Editorial: Complements to the commission
One can only assume city council president and ceremonial mayor Jim Briden has watched the first few meetings of the East Providence Charter Review Commission with a sense of satisfaction. After all, the formation of the commission has been one of the pillars upon which Mr. Briden constructed his agenda for office. So to witness the body perform in a prudent, pragmatic fashion must provide him some pleasure.
Though its seating was at the urging of the council president, much of the credit for the commission’s initial efficacy and expeditiousness should, no doubt, be bestowed upon chairman Jim Russo. Like Mr. Briden an attorney with ample experience in government, Mr. Russo has steered the direction of the commission with aplomb, highlighting the immediate needs to rectify the charter with the elected mayoral change in governance approved by voters last fall while including all members in the discussion in a collaborative, meaningful way.

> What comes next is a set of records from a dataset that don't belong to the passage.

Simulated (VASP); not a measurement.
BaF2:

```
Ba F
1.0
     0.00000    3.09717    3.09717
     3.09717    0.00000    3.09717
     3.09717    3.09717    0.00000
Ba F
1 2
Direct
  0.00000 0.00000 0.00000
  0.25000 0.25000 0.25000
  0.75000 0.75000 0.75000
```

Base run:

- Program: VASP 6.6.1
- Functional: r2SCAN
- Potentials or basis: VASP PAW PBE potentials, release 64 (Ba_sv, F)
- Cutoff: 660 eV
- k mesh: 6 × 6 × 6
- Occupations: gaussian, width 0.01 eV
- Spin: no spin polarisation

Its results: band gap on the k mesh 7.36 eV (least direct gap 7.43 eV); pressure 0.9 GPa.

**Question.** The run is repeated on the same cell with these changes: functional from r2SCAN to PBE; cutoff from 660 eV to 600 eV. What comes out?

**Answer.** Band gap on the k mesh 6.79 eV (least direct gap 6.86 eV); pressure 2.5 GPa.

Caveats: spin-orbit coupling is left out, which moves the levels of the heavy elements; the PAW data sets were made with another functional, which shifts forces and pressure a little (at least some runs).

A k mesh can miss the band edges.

As adroitly as the commission has tackled such matters of import during its fledgling sessions over the last month, it’s difficult now to gather why some members of both the city council and the public at large were opposed to its creation. Their reasoning solid and based off the results, or lack thereof, of similar previous incarnations, their worries about the actions of the current grouping have yet to be of concern. And it’s likely better for all involved that a body composed of residents independent of elected offices begin the task of inspection, knowing full well the council as the prevailing entity will have final say of the end product.
The charter review commission still has plenty of critical issues to consider before its run is soon ended. To date, the body should be lauded for its dedication to the cause and its deciphering of the subject matter at hand. We fully expect their professionalism and proficiency to continue for its duration.